I got this as a freebie when I bought another product. It's a very strange magazine. I doubt that I'll subscribe after my free year is over, but pick up a copy and judge for yourself.
Sadly, its time has passed.
I used to love Wired, and read every issue cover-to-cover. Unfortunately, it's now just a shadow of its former self. Since being sold to Conde Nast publications (or even before?), Wired has been stripped of its meat and transformed into even more of an ad-laden pseudo-catalog than it once was. The irony of the title has become even more obvious as online forums and publications have matured while Wired's writing has lost its urgency and its ad/content ratio has degraded. Unless you're looking for a catalog of geek toys to flip through, your money is better spent elsewhere.
Bulky, eye-catching ads, but not much content
Wired always seems to have a pulse on what's happening in the "New Economy". However, I found most of the articles to be long-winded and not too insightful. The magazine has a hip image, great cutting edge ads, but I'd prefer Red Herring anyday. It seems like a lot to pay for a magazine that has so many ads.
Very naive writers but occasionally has an excellent article.
I have to say that I get my copy of Wired for free. It is simply not worth subscribing to. Why? The writers either fawn excessively over some product or person or they are so naive that they believe anything a celebrity/writer/etc tells them. You could sell them just about any story as real even if it was about aliens in Roswell. I have never encountered a magazine that continually passes off truths based on total hearsay. Ex; the story about Facebook and the movie was ludicrous to say the least. On the other hand, Wired usually have at least one interesting article in each magazine. As such if you can get a subscription cheap enough, it might be worth it.
Needle in a Haystack
After reading many interesting articles on the Wired website, I figured I'd try the magazine since it is cheap. I won't be renewing that subscription.
There ARE some genuinely interesting, informative, etc articles in the magazine. Unfortunately there are only a few such articles and you'll have to wade through myriad ads, fluff, and pretentious rants to find them.
Better off reading only the interesting articles online for free.
too many ads, not one single finished product. what is the point of this magazine? aw yeah, i've heard about the global warming but don't ask me what where why is happening type of no-information? no, thank you, it is a waste of time, and lots of trees...
Whatever Wired may once have been, it no longer is. I've been a sporadic reader for years, but I think that just ended with this month's issue. You know, the one with Martha on the cover. Yes, that Martha.

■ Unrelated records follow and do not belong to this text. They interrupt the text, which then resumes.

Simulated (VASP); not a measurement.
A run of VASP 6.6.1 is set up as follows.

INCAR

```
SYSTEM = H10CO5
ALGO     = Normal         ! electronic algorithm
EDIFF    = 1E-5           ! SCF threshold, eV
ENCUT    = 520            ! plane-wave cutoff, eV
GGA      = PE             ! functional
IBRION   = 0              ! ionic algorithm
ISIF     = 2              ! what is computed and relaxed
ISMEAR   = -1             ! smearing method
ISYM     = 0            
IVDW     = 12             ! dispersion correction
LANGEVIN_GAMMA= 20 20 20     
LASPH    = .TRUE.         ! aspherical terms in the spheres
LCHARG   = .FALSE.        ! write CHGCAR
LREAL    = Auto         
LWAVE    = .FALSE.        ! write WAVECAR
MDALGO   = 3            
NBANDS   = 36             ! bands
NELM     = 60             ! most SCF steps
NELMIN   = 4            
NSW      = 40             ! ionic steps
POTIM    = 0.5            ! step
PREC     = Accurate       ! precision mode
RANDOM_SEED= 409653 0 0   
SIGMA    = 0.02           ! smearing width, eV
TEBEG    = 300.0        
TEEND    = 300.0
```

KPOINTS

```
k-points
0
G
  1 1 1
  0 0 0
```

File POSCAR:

It may still be the journal of the ADD generation - only about two pieces lasted longer than a two-page spread. The larger part of the magazine looks like flocks of featurelets, up to a half-dozen per page, flying in close formation. The vaguely-connected fragments include sound-bites, factoids, and how-to blurbs for people not real strong on following directions.
One feature distinguished this month's issue from any other magazine I've ever seen: complete unification of content and advertising. There's no clue which is which in the visual style, since the magazine is mostly about selling some ill-defined technological "coolness" anyway. Perhaps as a result, descriptive ads and product-placed articles have grown almost completely together. More than once, I honestly couldn't tell the difference.
Bye-bye, Wired. The next generation of magazines, Seed included, are now doing what you used to do, but maybe better.
-- wiredweird, no relation
too much advertistements
The issue (first one) I got was completely filled with advertisements you had to literally hunt for content.
A magazine about stuff.
Wired is mostly about stuff. Namely stuff you don't have, stuff you can't afford, and stuff that if you do own you aren't using to its full potential. The stuff is so pervasive through the magazine that it's hard to tell ads from articles. And the ads. You have to go through 15 pages of ads just to get to the table of contents. After that it's another 15 pages before you get to any content. The categories are so eclectic you never know what you're getting in each issue. One issue may contain reviews of folding bicycles while another issue will have the beauty secrets of Japanese teens. Online stories from Wired are among the most informative and well researched out there. In the magazine there usually aren't more than 2 that are worth reading. Wired represents traditional print competing with online sources. If you were to open up 20 random web pages, you'll get a pretty good approximation of what Wired is about.
Just Plain Boring
As a self confessed geeky type I was really looking forward to my first issue. Maybe my excitement had built too much during the 3 months it took for the damn thing to arrive, but the first issue was quite disappointing. Give it another chance I thought - second issue arrived today and I have pretty much the same opinion.
So what's the problem - IMHO the magazine has an identity crisis. It tries to be a lot of things (new technology reporter, product reviewer, political commentator) but doesn't quite cut it in any of these categories. As a result it becomes a rather disjointed read. In the end you get bored quickly.